Description
The offset_of macro (#106655) is side effect free. For standard library functions that are side effect free, or that have side effects but there is versions of them that don't return anything, it is policy to add a must_use
attribute to them so that users are warned if they invoke the function without doing anything with the result (#89692).

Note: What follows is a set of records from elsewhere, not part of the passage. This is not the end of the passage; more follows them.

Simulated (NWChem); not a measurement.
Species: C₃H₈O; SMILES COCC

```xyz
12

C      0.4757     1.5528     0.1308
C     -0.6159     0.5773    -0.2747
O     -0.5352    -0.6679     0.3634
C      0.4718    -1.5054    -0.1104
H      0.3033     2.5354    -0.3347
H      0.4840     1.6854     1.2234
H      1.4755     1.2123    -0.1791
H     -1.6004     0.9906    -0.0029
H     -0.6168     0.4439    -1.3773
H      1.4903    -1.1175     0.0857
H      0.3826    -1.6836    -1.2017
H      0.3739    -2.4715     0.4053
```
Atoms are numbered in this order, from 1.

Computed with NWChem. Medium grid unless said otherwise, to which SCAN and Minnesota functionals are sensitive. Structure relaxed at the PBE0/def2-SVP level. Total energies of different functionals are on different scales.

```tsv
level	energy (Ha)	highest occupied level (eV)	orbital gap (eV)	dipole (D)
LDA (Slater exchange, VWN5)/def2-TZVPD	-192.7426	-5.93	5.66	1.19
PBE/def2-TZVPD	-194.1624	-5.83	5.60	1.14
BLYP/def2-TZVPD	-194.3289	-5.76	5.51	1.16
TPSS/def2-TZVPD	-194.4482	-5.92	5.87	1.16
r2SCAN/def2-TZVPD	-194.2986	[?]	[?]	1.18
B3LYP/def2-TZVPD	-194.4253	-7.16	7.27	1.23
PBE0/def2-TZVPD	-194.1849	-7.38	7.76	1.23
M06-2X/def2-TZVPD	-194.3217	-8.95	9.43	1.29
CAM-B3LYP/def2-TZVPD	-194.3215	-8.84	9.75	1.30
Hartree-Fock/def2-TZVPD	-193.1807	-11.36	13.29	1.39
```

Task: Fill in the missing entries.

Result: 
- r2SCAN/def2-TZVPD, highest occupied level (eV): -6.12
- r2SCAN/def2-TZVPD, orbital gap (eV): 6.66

Ideally, the same should hold for the offset_of
macro as well. One of the lints in the unused
lint group should fire if you don't use the result of the offset_of!()
macro:
fn foo() {
offset_of!(F, field); // WARNING result must be used
}
struct F { field: u8, }
Ideally it would be integrated into the must_use
system, say via supporting #[must_use]
attributes on macros. Currently you are getting:
warning: `#[must_use]` has no effect when applied to a macro def
--> src/main.rs:1:1
|
1 | #[must_use = "hi"]
| ^^^^^^^^^^^^^^^^^^
|
= note: `#[warn(unused_attributes)]` on by default
for
#[must_use = "hi"]
macro_rules! foo {
() => {0};
}
fn main() {
foo!();
}
It could e.g. expand to some AST node that is just the identity.
Alternatively, one could also just solve it for the offset_of macro via sending the result through a function:
macro_rules! offset_of_must_use {
() => {
#[must_use = "offset_of result must be used"]
const fn must_use(v: usize) -> usize { v }
must_use(0)
};
}
fn main() {
offset_of_must_use!();
}
Sadly this pollutes the context with a function however. If one surrounds the entire expansion with {}
s, the lint is silent again.
I don't think it's worth its own lint in itself.